UO Huestis Hall Tour

 

The March meeting of the Construction Specifications Institute-Willamette Valley Chapter featured a fascinating tour of the $90 million renovation project in progress at Huestis Hall on the campus of the University of Oregon. While the extensive renovation will result in a comprehensive overhaul of all the building’s major systems—including exterior envelope improvements, removal of barriers to accessibility, M/E/P upgrades, replacement of its elevators, and more—the primary focus of the presentation by Nick Pritchard of Lease Crutcher Lewis (the project’s Construction Manager/General Contractor) was the application of fiber-reinforced polymer (FRP) to address Huestis Hall’s structural deficiencies.
 
Constructed during the early 1970s, Huestis Hall’s brutalist aesthetic imparts a strong, yet simple, presence that is warmed with its brick veneer accents and large expanses of glazing. As was the case with most buildings built in Oregon before 1984, the original design of its lateral force resisting system lacked an awareness of the local seismicity exposure’s magnitude. Without necessary improvements, the 3-story concrete structure would sustain significant damage during a major earthquake. Wishing to secure its long-term future, the University prioritized upgrading Huestis Hall’s ability to resist seismic forces.(1)  
 
Before describing the extensive use of FRP, Nick summarized the overall project scope:

• Targeting of LEED Gold (with aspirations for Platinum)
• Comprehensive demolition of the building interiors down to the structure at the levels above-grade
• Addition of a new west elevator tower
• Thickening and infilling of the existing concrete cores as necessary to supplement the FRP reinforcing
• Tying of the existing concrete cores to the floor diaphragms by means of collector rods
• Construction of a new mechanical penthouse
• Installation of new M/E/P systems
• Restoration of the existing brick
• Window replacement
• Installation of new architectural finishes and laboratory casework
• Site improvements

Once completed sometime during 2024, the University’s Institute of Neuroscience (IoN) home in Huestis Hall will be fully refurbished, seismically safe, and state-of-the-art. It will provide IoN researchers with a supportive work environment that promotes collaboration and enhances their ability to tackle fundamental questions in neuroscience.

 

Installed FRP strips within the existing elevator shaft.
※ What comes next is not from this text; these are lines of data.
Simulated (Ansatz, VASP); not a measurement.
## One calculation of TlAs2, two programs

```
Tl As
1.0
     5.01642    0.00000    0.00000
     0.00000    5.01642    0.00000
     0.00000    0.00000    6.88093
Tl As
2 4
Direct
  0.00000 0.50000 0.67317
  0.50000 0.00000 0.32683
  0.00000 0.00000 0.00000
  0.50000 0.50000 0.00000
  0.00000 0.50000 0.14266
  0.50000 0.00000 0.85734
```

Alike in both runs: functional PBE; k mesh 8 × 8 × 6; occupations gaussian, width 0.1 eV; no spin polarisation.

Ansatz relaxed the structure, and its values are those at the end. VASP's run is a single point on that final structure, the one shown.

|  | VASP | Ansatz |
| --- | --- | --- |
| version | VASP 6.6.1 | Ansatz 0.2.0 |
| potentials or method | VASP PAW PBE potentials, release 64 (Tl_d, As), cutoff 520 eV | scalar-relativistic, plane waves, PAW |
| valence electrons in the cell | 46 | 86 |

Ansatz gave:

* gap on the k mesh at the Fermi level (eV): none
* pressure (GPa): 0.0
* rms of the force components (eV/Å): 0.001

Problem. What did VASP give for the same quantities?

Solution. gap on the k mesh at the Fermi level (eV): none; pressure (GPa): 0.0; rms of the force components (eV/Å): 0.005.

The use of FRP products for seismic reinforcing is common today.(2) FRP is a composite material that typically consists of strong fibers embedded in a resin matrix. The fibers provide strength and stiffness to the composite and generally carry most of the applied loads. The most common fiber types are glass, carbon, or synthetics. They are nonconductive, noncorrosive, and lightweight. Such reinforcement is particularly useful for seismic upgrades because it is relatively easy to install, an important consideration when it comes to retrofitting existing concrete structures that were not originally designed to withstand earthquakes. FRP is applied in the form of strips or sheets, which are bonded to the surface of the concrete using epoxy or other adhesive materials. The FRP resists tensile forces by enhancing the flexural and shear strength of the structure.
 
Overall, FRP materials provide an effective and practical solution for seismic retrofitting and strengthening of buildings. They can significantly enhance the performance of structures during earthquakes, reducing damage and increasing safety.
 
Nick described the process associated with the design, delivery, and installation of the FRP system for Huestis Hall. Though Catena Consulting Engineers furnished the initial design analysis of the existing structure and prepared the basis-of-design drawings. the detailed engineering of the FRP system was a delegated design responsibility, assigned to a specialized subcontractor possessing the requisite expertise. Simpson Strong-Tie is that subcontractor, a vertically integrated, full-solution partner for the FRP composite strengthening systems. Simpson and its subsidiary companies (Structural Technologies and Pullman Services) are providing turnkey, end-to-end services for Huestis Hall, from engineering through installation.

 

View looking up to the underside of the one of the floor structures adjacent to a concrete core to which it will be structurally tied. Collector rods will bridge the original seismic joint separating the components and tie them together once the infilling concrete between the original concrete joists is poured.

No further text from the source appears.